New York City-based Mode pushes forward with its John Cage collection, reissuing a new and improved Volume 6 (Roaratorio, etc.), and also Volume 25 ("The Works for Piano 4"), which is completely new, and which even includes a first recording: Works of Calder.
Many readers find James Joyce's Finnegans Wake unapproachable. John Cage's Roaratorio might be the best way of approaching this novel, as it condenses Joyce's 600-some pages, through a process that is both cerebral and naïve, into an hour of spoken text that is remarkably faithful to the spirit of Joyce's original. Furthermore, Cage's melodious recitation – a poor description of the speaking, singing, and everything in between that Cage brings to his text – is complemented by a dense array of sounds associated with Joyce's text. One can't take it all in, but Joyce himself said that he didn't intend Finnegans Wake to be understood, at least not in the conventional sense.
In short, Cage has constructed a long series of mesostics based on Joyce's text, and on James Joyce's name itself. (A mesostic is like an acrostic, but the letters that form the "hidden" message – here, the writer's name - are in the middle of the words, not at the start of them.) For example, to create the "J" in "James," Cage went through the novel until he came to the first word that had the letter "J" in it, which was "nathandJoe." Then he continued until he came to the next word that had an "A" in it, which was "A," and so on. (I'm simplifying, but you get the idea.) Cage created "JAMES JOYCE" mesostics for the entire novel in this manner. Next, for the "music," Cage kept track of sounds mentioned in Finnegans Wake, and of places mentioned too. Cage obtained tape recordings of the sounds, and also of sounds obtained from the different places. These sounds were mixed into Cage's recitation – not at random, but at locations where the text mentioned these sounds and places, whether those portions of the text actually remained in Cage's mesostics or not. The result is truly a "circus" in that there is more than one center, one "ring" where the listener can fix his or her attention. Joyce's statement "here comes everyone" comes figuratively true in Cage's Roaratorio, a celebration of Finnegans Wake that is as daring and innovative as Finnegans Wake itself.
If this is too much to unravel, Mode's two CD-set includes Writing for the Second Time Through Finnegans Wake, which is the Roaratorio text minus the Irish music and 62-track tape. There's also Laughtears, which is a 30-minute conversation between Cage and Klaus Schöning of West German Radio, who collaborated with Cage in the production of Roaratorio.

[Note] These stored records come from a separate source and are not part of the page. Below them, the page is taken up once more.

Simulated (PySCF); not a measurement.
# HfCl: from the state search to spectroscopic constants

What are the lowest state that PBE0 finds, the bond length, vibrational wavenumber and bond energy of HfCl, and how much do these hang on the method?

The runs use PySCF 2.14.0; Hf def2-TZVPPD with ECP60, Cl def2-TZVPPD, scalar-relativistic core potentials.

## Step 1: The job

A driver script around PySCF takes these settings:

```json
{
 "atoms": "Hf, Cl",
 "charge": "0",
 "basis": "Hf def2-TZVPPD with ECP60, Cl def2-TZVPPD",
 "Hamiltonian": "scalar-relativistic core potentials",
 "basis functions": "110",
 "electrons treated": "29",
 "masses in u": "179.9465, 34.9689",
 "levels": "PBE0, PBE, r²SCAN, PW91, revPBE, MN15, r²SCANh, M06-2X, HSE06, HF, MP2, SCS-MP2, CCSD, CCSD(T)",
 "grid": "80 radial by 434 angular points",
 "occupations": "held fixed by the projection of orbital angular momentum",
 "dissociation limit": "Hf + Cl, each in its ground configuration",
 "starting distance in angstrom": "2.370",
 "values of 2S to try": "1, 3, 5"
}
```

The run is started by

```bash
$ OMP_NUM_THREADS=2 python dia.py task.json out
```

This was a fairly early Mode release, and it now has been reissued with improved 24-bit digital remastering. An 80-page booklet of articles and a 44-page booklet of Cage's text – cross-referenced to Finnegans Wake, so the curious can follow Cage's process – make this release even more necessary for the Cage enthusiast. Anyone who simply likes the sound of the English language (and beyond!) should enjoy this too. And as I said, if you're looking for a portal into Joyce's odd world, this could be what you're looking for.
The piano CD offers delights that are more bite-sized. Many of these works come from the 1940s, shortly after Cage began experiments with "preparing" a piano by inserting various objects among and between the strings, but before he began serious examinations of indeterminacy in music. Totem Ancestor (1942), for example, is a tiny but perfect portrait-of-the-piano-as-a-young-gamelan, and Music for Marcel Duchamp (1947) rises in simple, ineffable spirals like the smoke from a hash pipe. Other works such as Ad Lib (1943) and Jazz Study (1942) are far less characteristic of Cage. They're not particularly finished pieces, but they do sound intriguingly like Balinese jazz… should such a thing exist!
Works of Calder is a curiosity. In 1949, Cage began scoring a film documentary on the mobiles of sculptor Alexander Calder. The film's text was by John Latouche, and the narrator was Burgess Meredith. Cage wrote two chunks of music for a heavily prepared piano, and Tan presents these two sections here. There's also a track devoted to Meredith's narration (what a fine voice he had!) and another to percussion music Cage improvised and assembled for another portion of the documentary.
In contrast, One2 was written in 1989, just three years before the composer's death. (The title simply indicates that this was Cage's second "number piece" for one performer.) The number pieces are highly indeterminate. For example, Cage specifies that one to four pianos are to be used; Tan uses three, arranged in a kind of circle with their lids open and sustaining pedals engaged to maximize their ability to "talk" to each other. There aren't a lot of notes in One2, but there is a lot of music, and many decisions for the performer to make about when, where, and how long, concerning the musical instructions that Cage left behind. Tan's long experience with Cage makes her the ideal performer for music such as this. At 18:51, One2 is a long meditation, and an unusual complement to what has preceded it on this CD.
Tan's playing is full of devotion and understanding, and Mode treats it – and Cage's music – with similar devotion.